As I have discussed here on more than one occasion, self-funding of the SEC seems to be an idea that make sense and one whose time has come.

SEC Chairman Mary Schapiro and Commissioner Luis Aguilar have been the most vocal proponents of self-funding over the past year or so, and now that drumbeat is getting louder. Today, Schapiro, five former SEC chairmen, and Sen. Charles Schumer all offered their support for a provision in the Senate's financial reform legislation that would allow the SEC to remove itself from the appropriations process and be self-funded. Notably, however, this provision is not in the House's financial reform bill, which concerns Sen. Schumer and others.

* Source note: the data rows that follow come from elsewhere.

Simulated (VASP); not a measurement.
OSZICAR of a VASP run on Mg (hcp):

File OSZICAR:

In a statement today, Schapiro emphasized that in her view, the financial crisis was a "stark demonstration of just how important it is to give financial regulators the tools needed to address systemic risk." Self-funding, she believes, "ensures independence, facilitates long-term planning, and closes the resource gap between the agency and the entities we regulate." Other benefits to investors would include the ability to better keep up with the financial industry's rapid growth, and a new level of flexibility by the SEC in reacting to developing risks.

Sen. Schumer added today that even the increased SEC budgets proposed in the House bill ($1.3 billion in 2011, $1.5 billion in 2012, $1.8 billion in 2013, $2 billion in 2014 and $2.3 billion in 2015) do not provide the funds and assurances the SEC needs. "It's nice to have an increased authorization but it doesn't put the dollars and the staff there," Schumer said.

Dwight Smith of Alston & Bird explained that none of this money will "become an actuality until there is an appropriation. That's very different than self-funding, where the SEC can set its own budget and keep the funds."

The five other former chairmen supporting the self-funding provision today were William Donaldson, Harvey Pitt, Arthur Levitt, Richard Breeden, and David Ruder.